0.0.2 • Published 2 years ago

@orca-so/utl-aggregator v0.0.2

Weekly downloads
-
License
ISC
Repository
-
Last release
2 years ago

Unified Token List Aggregator

The Aggregator is a script that generates solana token list JSON based on user specified list of provider sources. By changing the provider source list in the aggregator config one can fine tune the output (explained below), and choose which providers are trusted, and also enables filtering out tokens (for example exclude LP-tokens which could be consumed from other sources). Running this script periodically will ensure that generated UTL is up-to-date. Generated JSON can be hosted on CDN or imported in DB to be exposed through API.

The UTL generated through the aggregation process should be considered as a common source of truth for verified tokens across wallets and dApps.

Our Goal

We want to provide every community member a same base source of truth generated by Token List Aggregator and this will provide base verified token list. Anyone can run this without any infrastructure or cost.
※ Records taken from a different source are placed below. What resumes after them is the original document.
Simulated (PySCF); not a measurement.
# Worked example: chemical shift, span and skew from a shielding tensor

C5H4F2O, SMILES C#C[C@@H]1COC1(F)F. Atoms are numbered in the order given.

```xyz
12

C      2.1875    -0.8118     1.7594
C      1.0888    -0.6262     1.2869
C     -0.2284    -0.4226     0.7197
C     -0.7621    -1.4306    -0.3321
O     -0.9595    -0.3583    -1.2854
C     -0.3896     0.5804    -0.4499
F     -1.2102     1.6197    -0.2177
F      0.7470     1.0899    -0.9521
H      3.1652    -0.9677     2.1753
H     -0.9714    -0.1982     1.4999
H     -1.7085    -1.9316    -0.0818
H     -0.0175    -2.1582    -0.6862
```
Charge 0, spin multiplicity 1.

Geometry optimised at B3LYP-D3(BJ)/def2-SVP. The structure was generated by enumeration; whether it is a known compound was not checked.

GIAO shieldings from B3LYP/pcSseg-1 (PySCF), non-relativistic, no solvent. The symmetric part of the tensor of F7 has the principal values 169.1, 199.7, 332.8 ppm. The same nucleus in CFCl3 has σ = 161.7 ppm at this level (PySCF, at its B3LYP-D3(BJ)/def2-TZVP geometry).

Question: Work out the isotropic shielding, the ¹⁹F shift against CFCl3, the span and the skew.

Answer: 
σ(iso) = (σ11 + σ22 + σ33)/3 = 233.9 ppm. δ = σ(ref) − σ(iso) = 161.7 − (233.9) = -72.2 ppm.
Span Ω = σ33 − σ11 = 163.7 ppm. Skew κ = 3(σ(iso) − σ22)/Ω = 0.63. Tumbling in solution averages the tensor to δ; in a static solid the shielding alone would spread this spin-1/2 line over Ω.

Everything after that is only building on top of that, so Token List API is extension, and Token List SDK is extension on top of that. Every step is making things more efficient and optimised.

Everyone can choose what they want to use, host and consume depending on their needs and requirements.

Related repos

Installation

npm i @solflare-wallet/utl-aggregator

Usage

Example usage can be found in Solfare's Token List repo.

Simple usage:

const {
    Generator,
    ProviderCoinGecko,
    ProviderLegacyToken,
    ChainId,
    Tag,
} = require('@solflare-wallet/utl-aggregator')
const fs = require('fs')


async function init() {
    // ProviderLegacyToken.clearCache(ChainId.MAINNET)
    // ProviderLegacyToken.clearCache(ChainId.DEVNET)
    
    const generator = new Generator([
        new ProviderCoinGecko(
            null,
            "https://solana-api.projectserum.com/",
            {
                throttle: 1000,
                throttleCoinGecko: 65 * 1000,
                batchAccountsInfo: 100,
                batchCoinGecko: 25,
            }
        ),
        new ProviderLegacyToken(
            "https://cdn.jsdelivr.net/gh/solana-labs/token-list@main/src/tokens/solana.tokenlist.json", 
            "https://solana-api.projectserum.com/", 
            {
                throttle: 1000,
                batchSignatures: 100,
                batchAccountsInfo: 100,
                batchTokenHolders: 1,
            },
            [Tag.LP_TOKEN],
            ChainId.MAINNET,
        ),
    ])
    
    const tokenMap = await generator.generateTokenList()

    fs.writeFile(
        './solana-tokenlist.json',
        JSON.stringify(tokenMap),
        'utf8',
        function (err) {
            if (err) {
                return console.log(err)
            }

            console.log('The file was saved!')
        }
    )

    console.log('UTL Completed')
}

init()

Token List Providers

Providers are listed in an aggregator. If for example mint/token A is in both CoinGecko and Orca list, only one instance/data will be kept for the final token list, and this is determined based on whether CoinGecko or Orca is positioned higher in the list. If Orca is above CoinGecko, mint A from Orca will be kept, and CoinGecko's mint A will be ignored.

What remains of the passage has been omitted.